The article describes the specifications for a new contract to be voted on in Fall 2008. For details about the contest, see the contest's info page.

NOTE! If you want to change the information on this page, please talk it over with the author first via this article's talk page. Hit the "discussion" tab at the top of this page and enter your thoughts or ideas there for review.



Contract Authors

First Author: John J. Lothian
Other contributors (make a list below):

Summary of Contract

Type of contract (i.e. futures, options, equities, OTC):
Describe what the contract is, what it's supposed to do, what kind of problem it's supposed to solve, etc.

Short cap futures, or "shorties" for short, are futures contracts that have a price limit or cap on the total risk of the contract. Short shorties positions would have limited risk, as do long shorties positions. This limitation on the total amount or risk for the contract allows for short-only funds to trade various contracts with the same risk limits that long-only funds currently enjoy. This would help increase the amount of short participation in the markets.

Contract Details

List contract size, how it trades, how it settles, if there are options and how they are handled, price limits, tick value, etc. etc. etc.

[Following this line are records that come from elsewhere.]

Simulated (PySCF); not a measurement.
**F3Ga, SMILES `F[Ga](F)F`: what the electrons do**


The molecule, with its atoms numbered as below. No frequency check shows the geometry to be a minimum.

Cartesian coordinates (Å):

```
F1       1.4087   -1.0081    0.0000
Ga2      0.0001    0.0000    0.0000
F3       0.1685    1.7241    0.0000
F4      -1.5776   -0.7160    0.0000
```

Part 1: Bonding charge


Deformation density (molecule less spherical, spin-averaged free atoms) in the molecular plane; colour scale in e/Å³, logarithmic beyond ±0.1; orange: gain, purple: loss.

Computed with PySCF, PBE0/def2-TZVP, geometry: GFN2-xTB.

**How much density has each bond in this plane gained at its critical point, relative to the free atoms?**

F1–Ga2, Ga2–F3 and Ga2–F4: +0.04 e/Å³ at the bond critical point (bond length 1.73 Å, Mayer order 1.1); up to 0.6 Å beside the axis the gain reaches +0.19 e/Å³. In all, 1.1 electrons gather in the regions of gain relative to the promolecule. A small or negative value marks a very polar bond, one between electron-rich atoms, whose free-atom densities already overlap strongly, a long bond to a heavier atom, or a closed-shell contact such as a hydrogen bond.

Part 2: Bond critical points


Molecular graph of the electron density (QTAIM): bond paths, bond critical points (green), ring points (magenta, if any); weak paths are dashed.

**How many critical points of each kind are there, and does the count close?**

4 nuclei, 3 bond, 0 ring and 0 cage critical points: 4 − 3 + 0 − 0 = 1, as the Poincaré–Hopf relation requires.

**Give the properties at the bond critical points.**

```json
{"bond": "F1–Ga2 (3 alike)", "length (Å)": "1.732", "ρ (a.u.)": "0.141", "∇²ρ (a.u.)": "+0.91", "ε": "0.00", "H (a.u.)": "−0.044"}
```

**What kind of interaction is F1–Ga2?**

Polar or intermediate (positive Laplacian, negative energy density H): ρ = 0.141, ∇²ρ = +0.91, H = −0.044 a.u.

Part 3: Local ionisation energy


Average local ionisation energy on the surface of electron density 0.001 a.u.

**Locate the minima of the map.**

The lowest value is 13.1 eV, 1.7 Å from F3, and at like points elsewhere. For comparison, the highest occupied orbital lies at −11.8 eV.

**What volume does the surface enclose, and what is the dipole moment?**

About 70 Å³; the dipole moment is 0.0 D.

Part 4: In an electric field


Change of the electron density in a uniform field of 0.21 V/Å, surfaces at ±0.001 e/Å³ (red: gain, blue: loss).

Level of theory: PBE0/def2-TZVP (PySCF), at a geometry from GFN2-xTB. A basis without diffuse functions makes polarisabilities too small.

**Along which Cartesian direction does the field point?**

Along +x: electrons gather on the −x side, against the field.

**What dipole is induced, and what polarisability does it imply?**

Shorties could be created for any commodity contract. For example, a short cap corn contract could have the same size, daily price limits, tick value and delivery points as a standard futures contract. But, a short cap contract in corn would have a downside limit of zero (maybe higher, a historic low?) and an upside limit of say $12. Thus, with prices of corn near $6, short cap futures would be set with an upside and downside limit that allows both shorts and long to enjoy limited risk and the other contract structures of traditional futures contracts (open trade equity, marked to the market, good faith margins).

Anything Else

From a public good standpoint, increasing short participation of futures could help offset some of the increased interest in the long side of futures. A tax policy that favored shorties could help this market develop and could help buffer some of the speculative excess currently flowing into the long-only funds.